Before you can LOVE Golf, you need to know a little about it. The hardest part can be getting started. Golf can seem complicated to the uninitiated. There are the rules, different kinds of clubs, and then there's the lingo: birdies, bogeys, bump-and-runs. It’s enough to scare prospective golfers off before they even pick up a club.
When do you know you’re ready for the golf course? What kind of clubs do you need? How do you practice? Questions, questions, questions. Let’s start at the beginning….
TO A DRIVING RANGE
Before you hit the course, you should be able to hit the ball straight enough that people on the path won't be cowering behind a tree…
So before you head out there, it’s a good idea to hit the driving range.
Everyone wants to see how far they can hit a golf ball, but resist the temptation to immediately start ripping Drivers. Start out by hitting wedges or short irons, warming up your golf muscles with half-swings. Then increase the length and speed of your swings, and move on to your middle irons. Work your way up to the Driver, and after you hit some balls with it, go back to a short iron or wedge.
If you don’t have a set of clubs, the Driving Range can supply you with some while you’re there.
It is much easier to learn how to swing from the beginning than to have to un-learn bad behaviour first. So get some lessons before you start.
Whilst golf buddies might sometimes have a good tip for you, it’s better to seek out professional help and get lessons under the expert guidance of a PGA Pro since they’re the ones trained to teach the game to someone like yourself. The will tell you what you're doing right as well as what you're doing wrong.

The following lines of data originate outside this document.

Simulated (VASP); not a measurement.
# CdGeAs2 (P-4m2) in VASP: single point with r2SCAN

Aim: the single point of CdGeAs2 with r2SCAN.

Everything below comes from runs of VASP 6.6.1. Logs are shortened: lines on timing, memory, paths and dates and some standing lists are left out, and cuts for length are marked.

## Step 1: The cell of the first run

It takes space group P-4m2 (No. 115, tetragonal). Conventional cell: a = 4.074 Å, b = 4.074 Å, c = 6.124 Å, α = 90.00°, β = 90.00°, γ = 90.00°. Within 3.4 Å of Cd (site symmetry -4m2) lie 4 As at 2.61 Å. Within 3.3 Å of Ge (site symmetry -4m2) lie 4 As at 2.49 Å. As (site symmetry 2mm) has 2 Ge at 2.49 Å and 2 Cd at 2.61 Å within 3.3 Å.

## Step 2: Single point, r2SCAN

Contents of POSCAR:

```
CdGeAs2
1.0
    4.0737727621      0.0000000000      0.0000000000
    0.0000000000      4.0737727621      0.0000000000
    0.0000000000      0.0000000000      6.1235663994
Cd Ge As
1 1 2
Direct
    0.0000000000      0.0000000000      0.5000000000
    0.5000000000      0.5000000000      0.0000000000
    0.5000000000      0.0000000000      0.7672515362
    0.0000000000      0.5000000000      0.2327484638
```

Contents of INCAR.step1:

And just like golf club membership, you will be surprised at how reasonable a 30 minute lesson will be – well worth the shots saved!
It’s good to be able to hit a driver off the tee with a fair amount of confidence, hit an iron off the ground and get out of a greenside bunker (that’s lingo for a bunker that is beside the green) and know a few basic short shots around the green. And be able to keep your cool when things get ugly!
Realize you suck. You will suck for a long time, hell you may even suck forever. So approach the game with good humour, don't become visibly annoyed with yourself because of bad shots. You will hit lots of bad shots.
Practice, practice, practice. Then practice some more. If you are limited in the time you can spend practicing, concentrate on your short game and putting. If you can develop reasonable accuracy and distance control in these areas, you will enjoy your game and be able to score much better than someone who can drive 300 metres but can't putt. And that will drive them mad, which is nice.
At some point you’ll be wanting to get your own set of clubs. You’ll want a Driver, 3-wood, a numbered iron set – typically from 3 or 4 through to a pitching wedge - a sand wedge and a putter. That's 11 to 12 clubs which will allow you to play from pretty much any lie.
Depending on your level of golf and how often you will commit to playing, you could buy a second hand set to start. If there's one club that you should buy new for your first set, it's your putter. The Pros drive for show, but putt for dough. You can practice putting at home, and whilst your carpet might not play as fast as the greens, you can still practice putting by rolling balls through doorways and into furniture legs.
Learning how to play may be the most important part of becoming a golfer, but not to be overlooked is knowing what to wear. This matters for a variety of reasons: because most golf courses enforce some kind of dress code (some stricter than others); because you'll be spending at least four hours outdoors; and because, frankly, who doesn't want to look sharp?
You'll want comfortable clothing that doesn't restrict movement. Golf attire is traditionally unfashionable but these days there is lots of cool stuff out there. While you can buy specialized clothing, all
you really need is a polo shirt and a pair of casual-wear khaki shorts, slacks or a skirt that fit you well and allow free range of motion. As for jeans, best to leave these at home. Even if a course allows them, they're uncomfortable for golf.
The right footwear is essential, but you can hold off on purchasing golf shoes until you become more serious about the game. Stick with sneakers, which you'll be able to use on and off the course.
Jandals will give you no grip at all. High heels are clearly unsuitable!